In the Wall Street Journal (paywalled, so I could only read the free bits) this morning, we’re treated to this analysis:
What’s the difference between President Barack Obama and Republican challenger Mitt Romney? More than $6 trillion.
…
That $6 trillion represents the difference between the amount Messrs. Obama and Romney want the federal government to spend over the next decade.
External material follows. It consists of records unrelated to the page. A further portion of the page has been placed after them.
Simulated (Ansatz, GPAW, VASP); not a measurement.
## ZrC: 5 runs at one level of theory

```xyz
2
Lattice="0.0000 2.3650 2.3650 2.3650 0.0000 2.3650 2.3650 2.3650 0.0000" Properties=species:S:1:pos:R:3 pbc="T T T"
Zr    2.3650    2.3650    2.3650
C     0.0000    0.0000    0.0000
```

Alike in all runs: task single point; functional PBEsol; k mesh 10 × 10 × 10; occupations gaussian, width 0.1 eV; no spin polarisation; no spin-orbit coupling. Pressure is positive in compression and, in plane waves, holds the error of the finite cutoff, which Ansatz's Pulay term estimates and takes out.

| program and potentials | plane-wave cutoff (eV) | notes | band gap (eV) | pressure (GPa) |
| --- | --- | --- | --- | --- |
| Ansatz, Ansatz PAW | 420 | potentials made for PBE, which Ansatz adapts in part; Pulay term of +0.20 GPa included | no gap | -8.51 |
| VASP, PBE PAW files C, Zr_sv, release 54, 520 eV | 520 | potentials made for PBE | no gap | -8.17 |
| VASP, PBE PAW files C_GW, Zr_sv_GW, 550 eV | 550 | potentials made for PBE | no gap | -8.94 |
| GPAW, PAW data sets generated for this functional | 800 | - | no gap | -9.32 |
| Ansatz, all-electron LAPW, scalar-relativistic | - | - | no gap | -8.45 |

Now since this piece was behind the paywall and I couldn’t read the whole thing, I guess its possible that it went on to point out the key differences beyond the bottomline spending numbers but I doubt it.
So I will.
First of all, the six trillion is a 10 year total figure between baseline government spending numbers. Ezra Klein provides a bit longer excerpt of the piece and we see that, at the end of the next president’s first term, the difference is only 600 billion. Not chump change, but only a tenth of that attention grabbing headline. And of course this figure is much more important. 10 year budgets are fun to hit each other over the head with, but they don’t mean a damn thing. To see what I mean, let’s pretend were having this exact same 10 year projection fight, except the year is 2000. Candidates Bush and Gore have each released their projections for what spending will look like, but neither of them foresaw 9/11, war in Iraq, war in Afghanistan, TARP, or the stimulus. All of those happened within the 10 year window, and are responsible for something like half of the debt. Completely, necesarily absent from the projections of the day. (dont even get me started on social security’s 75 year projections). So playing these long term games is useless. The 600 billion figure is a bit more reasonable.
But the more important part between Obama and Romney is not the baseline spending numbers. If we’re going to keep pretending that we care about debt (which I presume we will right up until President Romney’s inauguration, at which point it will stop being important, because markets) then the effect of the plans on debt is more important than the raw spending number. And Mitt Romney will explode the debt! He wants to increase pentagon spending, maintain entitlements, and significantly slash taxes! All with no mention of how to pay for it. You could cut domestic discretionary spending as an offset, but this is Paul Ryan’s budget Romney is working with and that means you have to gut it by a whopping 80% to stay revenue neutral. Not even the most rabid tea partiers have the balls to carry through on that.
According to an analysis from back in April, Obama would increase debt slightly (+10% GDP), Romney would increase by way more (+26%), and the only candidate with a plan that would decrease debt was Ron Paul (-4%).
But no need to pay attention to the specific numbers (they’re 10 year projections!), just look at what the candidates say and do. Obama has a plan to slowly ratchet down spending and raise revenue in the medium term. Romney wants to reduce revenue and increase spending such that the offsets required to not explode the debt are not feasible.